My police registration card arrived in the mail today. It's signed by the Inspector General of the National Police in Jakarta and attests to the fact that I've been sufficiently vetted by the proper authorities and adjudged sound enough of mind and circumstance to warrant the card. Which is nice. I'm not exactly sure why I have the card or what it took to get one but the folks running the Fulbright program here in Indonesia told us that a police registration card is difficult to come by. In a country still very much defined by those who have access or an inkling of access to power and those who most definitely do not, possessing a difficult thing suggests a little social or political heft. It's exclusive, or exclusive-ish, and maybe the cops don't give you the hassle you might otherwise get as a foreigner working in a country where the official unemployment rate—hovering around 8 percent—is a patently ginned-up fiction. Maybe you get to go without greasing anyone's palm, or maybe the asking price is a tad more cut-rate.
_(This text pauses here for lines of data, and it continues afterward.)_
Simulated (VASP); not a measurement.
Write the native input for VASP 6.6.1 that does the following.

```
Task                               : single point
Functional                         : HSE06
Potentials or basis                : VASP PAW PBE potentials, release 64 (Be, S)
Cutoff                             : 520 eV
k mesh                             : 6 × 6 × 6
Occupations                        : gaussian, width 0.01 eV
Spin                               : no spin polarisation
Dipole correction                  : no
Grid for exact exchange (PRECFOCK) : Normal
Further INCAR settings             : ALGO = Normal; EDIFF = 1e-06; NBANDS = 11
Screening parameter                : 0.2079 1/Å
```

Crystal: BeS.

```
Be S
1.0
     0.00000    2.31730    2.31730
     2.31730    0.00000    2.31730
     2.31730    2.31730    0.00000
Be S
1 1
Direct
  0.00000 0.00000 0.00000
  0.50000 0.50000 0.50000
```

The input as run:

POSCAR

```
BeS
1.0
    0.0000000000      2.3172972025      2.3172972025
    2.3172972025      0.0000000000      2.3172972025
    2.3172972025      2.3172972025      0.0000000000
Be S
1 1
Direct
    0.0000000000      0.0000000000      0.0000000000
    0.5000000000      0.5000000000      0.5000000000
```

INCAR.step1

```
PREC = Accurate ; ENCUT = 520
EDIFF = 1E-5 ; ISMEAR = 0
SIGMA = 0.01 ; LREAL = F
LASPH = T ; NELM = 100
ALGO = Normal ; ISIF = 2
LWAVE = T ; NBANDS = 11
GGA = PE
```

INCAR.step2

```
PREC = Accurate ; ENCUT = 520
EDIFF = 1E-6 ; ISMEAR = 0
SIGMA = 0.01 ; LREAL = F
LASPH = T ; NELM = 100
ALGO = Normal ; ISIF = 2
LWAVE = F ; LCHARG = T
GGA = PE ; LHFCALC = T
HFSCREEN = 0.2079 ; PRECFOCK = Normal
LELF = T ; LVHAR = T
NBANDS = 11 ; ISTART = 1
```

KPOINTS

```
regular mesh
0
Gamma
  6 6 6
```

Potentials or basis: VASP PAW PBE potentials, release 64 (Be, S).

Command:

The police registration card marks the near-completion of a bureaucratic steeplechase that began two months ago in Chicago when I applied for a work visa that required many checked boxes, a couple handwritten applications, copies of my resume and grad school diploma, and one notarized criminal background check from the Illinois State Police. Visa in hand, I hopped a plane to Jakarta and spent five days in the capital city making myself available for visits to the local immigration and police offices. At one such office, I was fingerprinted and photographed and made to sign my name on some official-looking and smartly embossed documents. Later, this office issued a temporary work permit that I'm supposed to keep with me and my passport at all times. Fulbright staffers brokered all these meetings and were there to translate and to smile demurely on our behalf as uniformed civil servants grunted and pointed for us to make a mark here … and here.
There is no way I could have managed this rigmarole without the help of my fixers, and this, I'm guessing, is exactly the point. There is no way anyone can navigate this process without assistance, and there's no way to fully plumb which office or official does exactly what for whom. It's impossibly, unknowably opaque. This means there's plenty of room for fudging at all levels of the bureaucracy, and there's almost unlimited deniability. Nobody is exactly in charge but everyone in epaulets or khaki or olive drab or wearing a name tag has a finger in the pie and must be addressed in turn. One day they're roses, the next not so much. Public politesse is not just good manners here; it's a functional necessity in a control state. You just can't afford to have the wrong kind of enemies, you know?
You also can't live here as a foreigner without registering with the local police. For me, this meant trips last week to meet with the chief of the local police department—who wore a baggy maroon suit and no badge—and afterward a separate meeting with the head of intelligence for what's basically the regional headquarters of the state police. This guy, pretty young and casually official-looking, smoked throughout our hour-plus audience with him, asking questions to my school supervisors and occasionally looking at me with bemusement. Do you speak Javanese? he asked in Javanese, knowing the answer. I looked at him blankly. My counterpart teacher later told me the police intelligence guy said I was free to travel but only if my counterpart went with me. I don't think that's necessary, my counterpart whispered.
Still, foreigners are supposed to notify local police departments of our presence in any city we visit overnight. I honestly have no idea how this system of movement-by-movement notification would work or whether people really do this but the rules are on the books and I'm guessing they're just waiting to be enforced if and when the opportunity presents itself. That's when I whip out the police registration card and take my chances.
But first, before I can even think about flouting the travel notification rules, I've still got to register with one more office here in little Magelang, Central Java. In addition to checking in at the two police stations—45 hands shook, umpteen smiles and nods offered—and one department of education office, I am required to appear with a sponsor before the headman of my local neighborhood, or kampung, and make myself known. This quasi-official person serves as a point-man for local issues—he's a kind of mini-alderman—and he also feeds information and gossip to the police. He's a good guy to know and a better guy to keep in mind when moving around town as one of maybe a handful of resident non-Indonesians. We went looking for him the other day but were told he wasn't around. My counterpart was concerned. We need to see him soon. I guess before he sees us first.